You can use this static method to register this provider with the default settings (a ClassLoader will be used search for the addon).

addAsProvider

public static void addAsProvider(boolean enableAddon)

You can use this static method to register this provider.

Parameters:

enableAddon - if false a ClassLoader will be used to look for the addon; if true it is assumed that the addon is present

insertProviderAt

public static void insertProviderAt(int position,
                                    boolean enableAddon)

You can use this static method to register this provider.

Parameters:

position - the position for this provider

enableAddon - if false a ClassLoader will be used to look for the addon; if true it is assumed that the addon is present

insertProviderAt

public static void insertProviderAt(int position)

You can use this static method to register this provider with the default settings (a ClassLoader will be used search for the addon).

Parameters:

position - the position for this provider

areSP80057RecommendationsEnforced

public static boolean areSP80057RecommendationsEnforced()

Indicates whether the security strength recommendations of [6] for ECDSA are being enforced. This setting affects the valid combinations of hash algorithm, curve size and PRNG for use with ECDSA.

Returns:

a boolean value.

enforceSP80057Recommendations

public static void enforceSP80057Recommendations(boolean enable)

Lets the user enable or disable the enforcement of the security strength recommendations listed in [6] for ECDSA. This setting affects the valid combinations of hash algorithm, curve size and PRNG for use with ECDSA.

Parameters:

enable - flag to indicate if security strength recommendations should be enabled

isSideChannelProtectionEnabled

public static boolean isSideChannelProtectionEnabled()

Indicates whether the basic protection against side channels (timing attacks) is enabled or not.

Returns:

true iff side channel protection is enabled

enableSideChannelProtection

public static void enableSideChannelProtection(boolean enable)

Enables/disables basic protection against side channel (timing attacks). This comes at the cost of reduced speed.

Parameters:

enable - flag to indicate if side channel protection should be enabled

enablePointCompression

public static void enablePointCompression(boolean enable)

Enables/disables point compression. The default setting disables point compression. Note that some standards and RFCs only require support of uncompressed points (e.g. RFC 5480 [9]). In case interoperability with other libraries is important, please make sure that all implementations support point compression.

Parameters:

enable - flag to indicate if point compression should be enabled

isPointCompressionEnabled

public static boolean isPointCompressionEnabled()

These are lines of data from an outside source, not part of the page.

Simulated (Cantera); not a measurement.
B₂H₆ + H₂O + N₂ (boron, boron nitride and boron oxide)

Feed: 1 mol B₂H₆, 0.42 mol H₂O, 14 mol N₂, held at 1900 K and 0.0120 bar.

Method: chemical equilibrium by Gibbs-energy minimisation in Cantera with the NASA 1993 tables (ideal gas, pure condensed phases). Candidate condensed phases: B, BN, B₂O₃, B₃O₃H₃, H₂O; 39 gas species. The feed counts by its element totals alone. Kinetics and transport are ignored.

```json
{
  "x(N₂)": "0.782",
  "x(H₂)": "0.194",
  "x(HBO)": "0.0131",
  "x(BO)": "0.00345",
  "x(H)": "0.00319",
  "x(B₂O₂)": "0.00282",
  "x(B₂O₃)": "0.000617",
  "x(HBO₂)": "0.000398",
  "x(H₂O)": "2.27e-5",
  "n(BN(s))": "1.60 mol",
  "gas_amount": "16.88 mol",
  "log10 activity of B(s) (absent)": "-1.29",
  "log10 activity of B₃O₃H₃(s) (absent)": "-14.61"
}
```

Indicates whether point compression is enabled.

Returns:

a boolean value.

hasJCEWithSHA3

@Deprecated
public static boolean hasJCEWithSHA3()

Deprecated. As of version 5.0, ECCelerate always requires an JCE version that supports SHA-3.

Indicates whether the used IAIK JCE version has support for SHA-3.

Returns:

whether the used IAIK JCE version has support for SHA-3.

setNISTSP56AFullCheckEnabled

public static void setNISTSP56AFullCheckEnabled(boolean enable)

Allows the user decide, whether an EC public key should be fully verified or not. Note: performing full checks is recommended to provide comprehensive security, but slows down the performance of operations, such as ECDSA verification.

Parameters:

enable - if true full key checks will be performed

isNISTSP56AFullCheckEnabled

public static boolean isNISTSP56AFullCheckEnabled()

Returns true, if the full key check is enabled.

Returns:

true, if the full key check is enabled